In GDW's Fifth Frontier War boardgame, the Imperial player has 8 Marine Regiments available from the start. These regiments may be deployed on any Imperial world in the portion of the Spinward Marches depicted by the game map that has a naval base (about 5 subsectors).
The game rules specify that an Imperial BattleRon may embark a maximum of 4 regiments of Marines. A CruRon may carry troop battalions equal to its defence factor (typically Imperial CruRons in the game have a defence factor of between 6 and 8, so they can carry a single Marine regiment).
 
Could be - a standard Imperial player tactic in FFW boardgame is to send a raiding fleet off into the Neutral Zone and then (hopefully) Zhodani space with a good Admiral in charge (i.e. one with planning factor zero ideally, or planning factor one at a pinch). You load up that fleet with Imperial Marines and/or the Duke of Regina's Huscarles and set out to raid/capture high-tech but poorly defended Zhodani worlds and generally cause mayhem behind the Zhodani lines. You hope to draw the Zhodani player into committing a disproportionate amount of his invasion force in chasing them down.

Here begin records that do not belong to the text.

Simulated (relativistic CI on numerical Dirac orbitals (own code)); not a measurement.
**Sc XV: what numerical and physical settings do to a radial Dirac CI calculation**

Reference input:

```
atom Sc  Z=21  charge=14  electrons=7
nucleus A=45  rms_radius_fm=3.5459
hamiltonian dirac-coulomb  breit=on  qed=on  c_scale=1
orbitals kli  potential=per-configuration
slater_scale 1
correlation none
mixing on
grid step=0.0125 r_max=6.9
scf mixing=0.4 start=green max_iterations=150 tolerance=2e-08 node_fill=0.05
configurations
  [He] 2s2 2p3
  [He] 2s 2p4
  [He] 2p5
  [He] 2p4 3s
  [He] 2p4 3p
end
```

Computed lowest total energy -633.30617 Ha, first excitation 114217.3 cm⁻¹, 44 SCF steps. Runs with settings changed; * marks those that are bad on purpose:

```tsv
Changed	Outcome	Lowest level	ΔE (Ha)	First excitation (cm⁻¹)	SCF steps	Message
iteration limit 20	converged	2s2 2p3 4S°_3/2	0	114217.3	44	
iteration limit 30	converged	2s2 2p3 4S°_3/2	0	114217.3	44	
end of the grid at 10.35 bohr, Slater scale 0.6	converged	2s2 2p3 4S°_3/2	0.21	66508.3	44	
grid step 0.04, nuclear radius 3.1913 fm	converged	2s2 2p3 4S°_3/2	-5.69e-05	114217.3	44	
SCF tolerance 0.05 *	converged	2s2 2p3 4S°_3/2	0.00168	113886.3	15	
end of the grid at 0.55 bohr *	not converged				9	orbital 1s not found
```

Come to think of it - that would make a good plotline for an adventure or two.
 
In Traveller ships I'd think destroyers and cruisers would have Marine detachments as they are the types of ships that would be most likely to get deployed in singletons to worlds and systems where there might be a mission for them. BC's and BB's MAY get them, but you wouldn't deploy a single battleship for anything. If you go back to WW2 the marines onboard battleships did security and manned weapons - but I don't recall them deploying as a unit to do anything.

The age of sail had more marines onboard, but one of their tasks was to ensure mutinies weren't successful - not something I'd expect in Traveller navies. Though with a deployed detachment onboard you COULD see them equipped with more than just body armor and carried weapons - but giving them vehicles and battle dress would take up space and credits, so they may restrict such things to specific ships designed to carry marines to the battlefield and sufficient small craft to get them deployed to a world.
 
In FFW Imperial Marines automatically count as jump (or drop if you prefer) troops who can assault from orbit via drop capsules - whereas in the Imperial Army only specially designated jump troops regiments can do that. Other Imperial Army units must reach planetside via landers, a more laborious method that requires aerospace control (in the game rules you can't unload if active SDBs remain, for example).

So, you can jump in-system with your speedy CruRons, ignore SDBs, launch a meteoric assault using Imperial Marines and get out of Dodge quickly once the raid is over.
 
In FFW Imperial Marines automatically count as jump (or drop if you prefer) troops who can assault from orbit via drop capsules - whereas in the Imperial Army only specially designated jump troops regiments can do that. Other Imperial Army units must reach planetside via landers, a more laborious method that requires aerospace control (in the game rules you can't unload if active SDBs remain, for example).

So, you can jump in-system with your speedy CruRons, ignore SDBs, launch a meteoric assault using Imperial Marines and get out of Dodge quickly once the raid is over.
Perfectly reasonable so long as the ships all carry frop capsule launchers and drop pods. It sounds really cool to make every embarked marine a battledress equipped one, but costs are massive.

Even fictional governments have to bow down before the accounting overlords and cry uncle when they are broke. 😀
 
In the FFW boardgame as an Impie player I tend to leave them behind to occupy Zhodani worlds that have minimal/no local defence force. Occupying means adding victory points for the Imperium and also has a higher chance of forcing the Zhodani player to turn around some of his invasion force to take care of the problem in his rear areas.

But, yes, in theory you'd want some pinnaces to be on your ships to go down and pick up the raiding party or away party of meteoric assault Marines.
 
I've always felt the Army would be a better home for Drop Troops than the Marines.
An Army operation is likely to be en masse and have follow up waves of armour, arty, support.. The intent being to occupy the worl. Fits with the one way nature of Drop/Jump Troops.
The Marines being more likely to be in-and-out need to have landers to collect them and so might as well use the same ones to get to the surface.
 
The Paramarines (also known as Marine paratroopers) was a short-lived specialized combat unit of the United States Marine Corps, trained to be paratroopers dropped from planes by parachute. Marine parachute training which began in New Jersey in October 1940 ended with the parachute units being disbanded at Camp Pendleton, California in February 1944. Paratroopers received a significantly increased salary after completing training, so there was no shortage of volunteers, although all were required to be unmarried. Standards of fitness were high, and 40% failed the training course.